No News is Bad News in the Bergdahl Case

Perhaps the most obvious sign that the Bowe Bergdahl desertion case has been irrevocably corrupted by President Obama’s improper (and illegal) command influence is the unexplained and inordinate delays in processing and completing the case. As I explained here, military justice generally differs from the civilian model in its alacrity, because the military’s mission requires that criminal cases be handled honestly but swiftly, lest good order and discipline disappear. This is especially true in the case of pure military offenses, like those against Bergdahl. 

It has been over a month since Bergdahl’s attorneys leaked the results of the Article 32 hearing in his case (this being the military version of a grand jury.) The recommendation went to General Robert Abrams the convening authority for disposition. Although the Bergdahl case is actually a relatively simple affair on the charges (desertion and misbehavior before the enemy) and the facts, Abrams has yet to make a decision on the matter. This follows a disturbing pattern wherein this case has featured long delays at every step, as Army officials obviously try to square Obama’s stated preferences (and ego) with military justice. 

Long after Bergdahl was ransomed from the Taliban in a controversial exchange with terrorist leaders, the Pentagon ordered an investigation of the circumstances of his apparent desertion. The investigating officer, Major General Kenneth Dahl, interviewed Bergdahl and evidently bought the soldier’s improbable self-serving story that he left his post without the intent to desert or aid the enemy, but to hike nearly twenty miles to the closest friendly Army post and turn in his superiors for incompetence. Dahl recommended leniency to his superior at the time, General Mark Miley, the current Army Chief of Staff.  

After another very long and unexplained delay, Miley surprisingly threw the book at Bergdahl, formally charging him with desertion and misbehavior before the enemy, and sent the case to the Article 32 hearing. Miley’s decision was puzzling, as noted here, but with the results of the Article 32 known, and the case now languishing before General Abrams, it’s possible to draw a very probable conclusion about what is, and has been going on in the case.

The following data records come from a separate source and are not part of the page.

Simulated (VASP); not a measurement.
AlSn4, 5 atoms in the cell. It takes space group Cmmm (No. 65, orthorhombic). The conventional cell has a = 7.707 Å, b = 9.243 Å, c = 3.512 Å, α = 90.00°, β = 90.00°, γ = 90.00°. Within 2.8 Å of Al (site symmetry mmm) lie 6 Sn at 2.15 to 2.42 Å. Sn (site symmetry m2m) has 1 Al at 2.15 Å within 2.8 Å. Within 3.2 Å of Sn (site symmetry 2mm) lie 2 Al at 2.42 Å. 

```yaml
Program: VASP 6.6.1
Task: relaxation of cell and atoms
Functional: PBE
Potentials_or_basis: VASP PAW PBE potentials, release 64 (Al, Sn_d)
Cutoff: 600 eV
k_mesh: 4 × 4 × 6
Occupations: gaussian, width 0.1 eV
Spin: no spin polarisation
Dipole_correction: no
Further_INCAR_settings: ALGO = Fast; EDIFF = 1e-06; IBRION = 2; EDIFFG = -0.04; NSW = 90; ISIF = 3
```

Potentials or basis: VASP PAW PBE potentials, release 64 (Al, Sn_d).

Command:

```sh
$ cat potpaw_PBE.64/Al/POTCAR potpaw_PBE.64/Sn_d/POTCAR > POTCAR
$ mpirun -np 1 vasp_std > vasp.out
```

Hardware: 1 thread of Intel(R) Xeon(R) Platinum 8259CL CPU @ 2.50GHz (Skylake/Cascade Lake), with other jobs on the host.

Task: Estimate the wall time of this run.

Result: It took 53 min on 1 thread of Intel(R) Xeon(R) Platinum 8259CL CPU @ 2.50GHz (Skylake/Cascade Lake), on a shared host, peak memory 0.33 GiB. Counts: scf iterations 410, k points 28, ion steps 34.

After Dahl came out with his recommendation of leniency, the Army and Bergdahl’s attorneys led by the very capable Eugene Fidell, entered plea negotiations. It’s hard to say what the Army wanted in a plea at this juncture, but I have a good idea what Fidell demanded -- that Bergdahl plead guilty only to a 24-hour AWOL (which he admitted to Dahl), be punished by some limited term of restriction (which would count as time served) and then be discharged honorably. An honorable discharge would not only preserve the Obama administration’s fiction that Bergdahl served “with honor and distinction” but ensure he receives back pay and benefits, and also allow Bergdahl and his representatives to make a much stronger pitch for the lucrative book and movie deals which are no doubt in the works. The Army might have wanted Bergdahl, as part of a plea agreement, to give up profiting from such deals, but it would have been hard to argue for that, if it also agreed to discharge him honorably. The Army evidently was unwilling roll over on the issue at that time, I hope at least in part because it saw that giving Bergdahl an honorable discharge would devalue the discharges issued to millions of proud veterans living and deceased. When negotiations broke down Miley sought to increase the Army’s leverage by throwing the maximum (and fully justified) charges at Bergdahl, and then having rid himself of the burden personally, took his position as Chief of Staff.   

That strategy backfired when the Article 32 hearing turned disastrous for the Army. With the Article 32’s relaxed rules of evidence, Fidell called Dahl to testify and was able to present Bergdahl’s testimony to the court without subjecting the soldier to cross-examination. The prosecution for its part put on a bare-bones and tepid case, and the result was another recommendation of leniency by the Article 32 hearing officer, who suggested that Bergdahl be essentially tried in misdemeanor court (Special, not General Courts Martial) and not face jail time.  The one piece of leverage the Article 32 officer retained for the Army is that a Special Courts Martial can issue a bad conduct discharge to a convicted soldier (a punitive discharge not as severe as a dishonorable discharge), or less harsh general discharges (under honorable or other-than-honorable conditions.) So Bergdahl would still be at risk on that critical issue if the Army went forward on the recommendation. General Abrams is not bound to accept the recommendation of the Article 32 officer, but it is unusual for a convening authority not to do so. 

The situation as it stands is that Bergdahl and his attorneys have almost certainly not backed down from their demands that the soldier plead only to AWOL, receive back pay and benefits plus the honorable discharge. I doubt that the Army much cares about jail time, pay or benefits, but giving Bergdahl an honorable discharge would severely damage the credibility of the military justice system, and would probably stick in the craw of even the most sycophantic and politically sensitive officers.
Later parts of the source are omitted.